Excerpt:
Newt Gingrich's ardent admiration for Franklin Delano Roosevelt owes more to the latter's unflinching wartime leadership than his welfare-state policy prescriptions. This week, though, the former Speaker is also undoubtedly in accord with FDR's aphorism, "I ask you to judge me by the enemies I have made." To his great credit, Newt has made an enemy of CAIR.
The Council on American-Islamic Relations, that is. The nation's best known cheerleader for radical Islam — or, as Fox News compliantly puts it, "the largest Muslim civil liberties group in the United States" — has issued a blistering press release that labels Gingrich "one of the nation's worst promoters of anti-Muslim bigotry." The occasion for this outburst is the imminent Republican primary in South Carolina.
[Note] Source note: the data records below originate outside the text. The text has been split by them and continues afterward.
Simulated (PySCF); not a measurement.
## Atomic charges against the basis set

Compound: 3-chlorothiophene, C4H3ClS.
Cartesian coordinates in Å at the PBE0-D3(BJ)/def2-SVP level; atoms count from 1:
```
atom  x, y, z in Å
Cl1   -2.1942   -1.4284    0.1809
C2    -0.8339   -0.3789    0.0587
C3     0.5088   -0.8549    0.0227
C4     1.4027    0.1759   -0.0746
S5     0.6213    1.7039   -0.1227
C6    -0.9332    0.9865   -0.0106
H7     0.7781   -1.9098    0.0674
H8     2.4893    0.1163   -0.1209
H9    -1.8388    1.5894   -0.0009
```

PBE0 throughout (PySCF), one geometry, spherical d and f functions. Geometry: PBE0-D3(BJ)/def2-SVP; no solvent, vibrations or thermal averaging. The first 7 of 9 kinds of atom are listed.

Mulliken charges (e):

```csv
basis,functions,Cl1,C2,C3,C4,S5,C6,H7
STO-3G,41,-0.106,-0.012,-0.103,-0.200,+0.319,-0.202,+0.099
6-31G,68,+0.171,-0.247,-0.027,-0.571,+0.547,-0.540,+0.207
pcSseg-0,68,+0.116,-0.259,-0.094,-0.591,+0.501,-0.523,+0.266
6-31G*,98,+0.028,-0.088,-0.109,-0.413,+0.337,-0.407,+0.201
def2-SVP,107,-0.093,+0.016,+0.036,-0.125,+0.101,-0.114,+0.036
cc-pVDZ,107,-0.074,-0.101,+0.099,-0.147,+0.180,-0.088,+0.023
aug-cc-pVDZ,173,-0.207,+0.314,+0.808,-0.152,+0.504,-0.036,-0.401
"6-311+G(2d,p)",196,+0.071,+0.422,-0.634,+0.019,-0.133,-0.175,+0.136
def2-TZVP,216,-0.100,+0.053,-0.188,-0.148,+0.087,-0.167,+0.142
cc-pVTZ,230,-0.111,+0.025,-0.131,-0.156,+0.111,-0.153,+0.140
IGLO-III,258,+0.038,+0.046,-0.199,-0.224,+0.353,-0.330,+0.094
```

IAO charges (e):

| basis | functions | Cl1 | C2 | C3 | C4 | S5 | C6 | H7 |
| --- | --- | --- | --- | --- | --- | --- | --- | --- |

Asked at a campaign appearance whether he'd ever consider endorsing a Muslim for president, Gingrich sensibly answered that he would not rule it out — "it would depend on whether [the hypothetical Muslim candidate] would commit in public to give up sharia." Naturally, the usual suspects are in full fury, with CAIR the loudest among them. They've trotted out the rote response, dutifully echoed by Fox, that sharia, Islam's legal code, is simply a set of spiritual guidelines — one that, in CAIR's portrayal, "teaches marital fidelity, generous charity, and a thirst for knowledge."